Wole Soyinka was born in Abeokuta, western Nigeria, in 1934. Following Literature and Drama Studies in Nigeria (Ibadan) and England (Leeds) he worked at the London Royal Court Theatre as an actor and dramatic advisor, where he also wrote his first plays. In 1960 he returned to Nigeria, where he undertook further drama studies, founded two acting troupes, directed two literary journals and taught at various universities. In 1967 he was accused of supporting the Biafran independence movement and was imprisoned without trial. The poetry collections »Poems from Prison« (1969) and his first autobiographical work »The Man Died« (1972) are concerned with the period that followed. Two years and four months later, he was freed in part owing to international protests. Since then he has been in exile twice, staying in Europe, USA and Ghana, with appointments as visiting professor in a number of universities. He also served as President of the International Theatre Institute in Paris, and later was the Woodruff Professor of Humanities at Emory University, Atlanta. During this period, in 1997 he was tried in absentia for high treason.

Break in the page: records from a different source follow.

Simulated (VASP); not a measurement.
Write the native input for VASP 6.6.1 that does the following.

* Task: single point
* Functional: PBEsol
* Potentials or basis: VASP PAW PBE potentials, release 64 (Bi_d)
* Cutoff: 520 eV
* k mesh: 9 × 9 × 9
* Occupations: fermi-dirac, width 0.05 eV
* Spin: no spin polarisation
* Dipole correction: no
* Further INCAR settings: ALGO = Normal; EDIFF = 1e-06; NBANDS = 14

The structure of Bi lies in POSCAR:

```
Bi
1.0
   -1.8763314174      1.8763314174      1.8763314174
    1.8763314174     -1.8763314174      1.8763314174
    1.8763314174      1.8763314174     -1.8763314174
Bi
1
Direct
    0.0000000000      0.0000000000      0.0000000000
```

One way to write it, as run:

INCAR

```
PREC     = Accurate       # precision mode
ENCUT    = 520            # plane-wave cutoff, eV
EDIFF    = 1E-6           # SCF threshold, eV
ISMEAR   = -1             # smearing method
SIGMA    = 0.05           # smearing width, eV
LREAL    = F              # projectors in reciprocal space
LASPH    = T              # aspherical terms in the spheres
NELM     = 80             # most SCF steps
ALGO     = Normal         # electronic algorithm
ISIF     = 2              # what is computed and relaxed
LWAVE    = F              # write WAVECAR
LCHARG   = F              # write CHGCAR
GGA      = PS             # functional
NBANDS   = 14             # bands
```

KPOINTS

Ever since his early plays Soyinka has borne witness to the development of modern Africa and at the same time shaped his own vision of the human condition. In doing so he has positioned himself against uncritical embrace and romanticization of pre-colonial values and instead advocates a self-assured and creative advancement of African traditions. In his often satirical and ironic work, and with a passionate and challenging flow, Soyinka champions pluralism, democracy and social and political equality for Africa. The metaphorically rich and poetic myths of Yoruba are merged with those of Europe, combining Yoruba idioms of expression with the European and fusing literature with a political history of ideas.
In 1986 Soyinka was both the first black and the first African writer to win the Nobel Prize for Literature. In his later works – including essays and several autobiographical novels – he also focuses on global problems. In the BBC Reith Lecture series, published as »Climate of Fear« (2004) he confirms the political responsibility of citizens worldwide and condemns the major world religions as the most dangerous powers of the twenty-first century.
Soyinka has received multiple distinctions both in his native country and internationally. He has been awarded honorary doctorates by several universities – among them Leeds, Emory, Yale, Harvard, Montpellier, Toronto and Bayreuth – and is member of British, African, French and German literary associations, Commander of the Order of the Italian Republic and honorary citizen of New Orleans, Houston and Montpellier. Recently, in an article for »The Guardian«, he spoke out against the manipulation of the Nigerian elections in A pr il 2007. The author divides his time between Nigeria and the United States where he is currently a Senior Fellow of the Black Mountain Institute, University of Nevada, Las Vegas, and Non-Resident Fellow of the DuBois Institute, Harvard University. He has also resumed his position at the Obafemi Awolowo University, Ile-Ife, Nigeria, as Emeritus Professor in Comparative Literature.